But the 25-year-old Trubisky knows what's out there. He understands the criticism that comes with the territory, his Bears disappointing at 3-3 and his own personal performance putting him in the bottom tier of NFL quarterbacks.
"His confidence isn’t at an all-time high," Bears coach Matt Nagy said of Trubisky. "We’re struggling right now."
For the Bears and Trubisky to bounce back, confidence is a key. Inside of Halas Hall, the team knows his demeanor has taken a hit.
Chargers coach Anthony Lynn scouted the North Carolina product Trubisky ahead of the 2017 NFL Draft and was impressed. He saw a quarterback with a quick release, comfort on the move and a confidence in his ability to create.
"He reminded me sometimes of Aaron Rodgers," Lynn said by teleconference Wednesday.
Since arriving to the Bears as the second overall selection of that 2017 draft, Trubisky has instead failed to blend those tools into success. His release and decisions are hindered by indecisiveness. Not only is he failing to make plays, his ailing confidence is leading to missing the easy ones.
Trubisky's struggles start with the ball in his hand and a play to make. In a discouraging loss to the Saints on Sunday, Trubisky had receiver Taylor Gabriel wide open deep to the left on a third-and-5 play designed well by Nagy early in the game. His happy feet in the pocket forced an overthrow. On a third-and-2 play midway through the second quarter, he had receiver Anthony Miller open deep to the right side. More happy feet resulted in a missed opportunity.
Earlier in the second quarter, Trubisky had a run-pass option on first-and-10 in which he pulled back the football. He hesitated with two open receivers -- on a play that requires a quick decision -- and was sacked for an eight-yard loss.
On the practice fields behind Halas Hall, the Bears run these plays over and over again with relative ease. Then they get to a stadium and Trubisky's lack of confidence and indecisiveness comes into play.
Trubisky appeared to have a different edge during his weekly media session Wednesday, speaking with the sense of urgency ever present with his team.

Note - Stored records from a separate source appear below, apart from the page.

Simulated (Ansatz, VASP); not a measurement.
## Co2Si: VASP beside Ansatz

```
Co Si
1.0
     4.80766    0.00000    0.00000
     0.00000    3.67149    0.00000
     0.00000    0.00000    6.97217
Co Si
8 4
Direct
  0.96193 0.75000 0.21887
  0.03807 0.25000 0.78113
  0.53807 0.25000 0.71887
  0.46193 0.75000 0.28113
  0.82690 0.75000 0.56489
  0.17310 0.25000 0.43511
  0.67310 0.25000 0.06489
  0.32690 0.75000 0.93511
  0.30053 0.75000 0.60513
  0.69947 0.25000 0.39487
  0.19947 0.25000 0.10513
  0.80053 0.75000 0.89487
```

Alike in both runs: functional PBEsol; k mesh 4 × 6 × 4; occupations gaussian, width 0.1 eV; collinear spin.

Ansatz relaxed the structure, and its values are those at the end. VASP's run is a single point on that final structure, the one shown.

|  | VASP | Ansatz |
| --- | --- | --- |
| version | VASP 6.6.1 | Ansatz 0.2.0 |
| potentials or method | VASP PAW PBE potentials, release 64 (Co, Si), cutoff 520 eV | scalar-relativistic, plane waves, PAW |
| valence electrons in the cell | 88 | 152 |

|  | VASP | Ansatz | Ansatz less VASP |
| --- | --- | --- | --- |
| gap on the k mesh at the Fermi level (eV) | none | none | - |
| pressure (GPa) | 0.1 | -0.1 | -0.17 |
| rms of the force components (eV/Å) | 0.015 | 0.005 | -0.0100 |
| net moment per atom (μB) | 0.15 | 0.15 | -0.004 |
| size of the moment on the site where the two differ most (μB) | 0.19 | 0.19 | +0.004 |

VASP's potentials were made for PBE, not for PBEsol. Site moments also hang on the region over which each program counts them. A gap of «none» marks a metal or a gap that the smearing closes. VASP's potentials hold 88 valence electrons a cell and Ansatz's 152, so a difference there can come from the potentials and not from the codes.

"My teammates respect the way I come to work every day," Trubisky said. "How I am the same person, how I push them, how much I care about this team and this offense and they know how much work I put into this. I am just going to be the same person, make sure I am pushing guys and make sure that we continue to believe in the process and that we can be the offense we know we can be."
Now in his third season, Trubisky will continue to be compared to draft classmates in the Chiefs' Patrick Mahomes, the reigning MVP, and the Texans' Deshaun Watson. It only compounds matters to his inconsistencies, which is why the Bears are careful to reference their own standards for Trubisky instead of those that others are setting in Kansas City and Houston.
Trubisky has the unwavering support of Nagy, offensive coordinator Mark Helfrich, quarterbacks coach Dave Ragone and plenty of teammates in the Bears' locker room. Finding his form hasn't proved to be an easy task. And for Trubisky, whose confidence seems more diminished by the day, the need for a breakout performance is growing.
What Trubisky needs to truly silence the outside noise is a win.
"Success has a thousand fathers," Helfrich said, paraphrasing a quote from John F. Kennedy. "But failure is an orphan."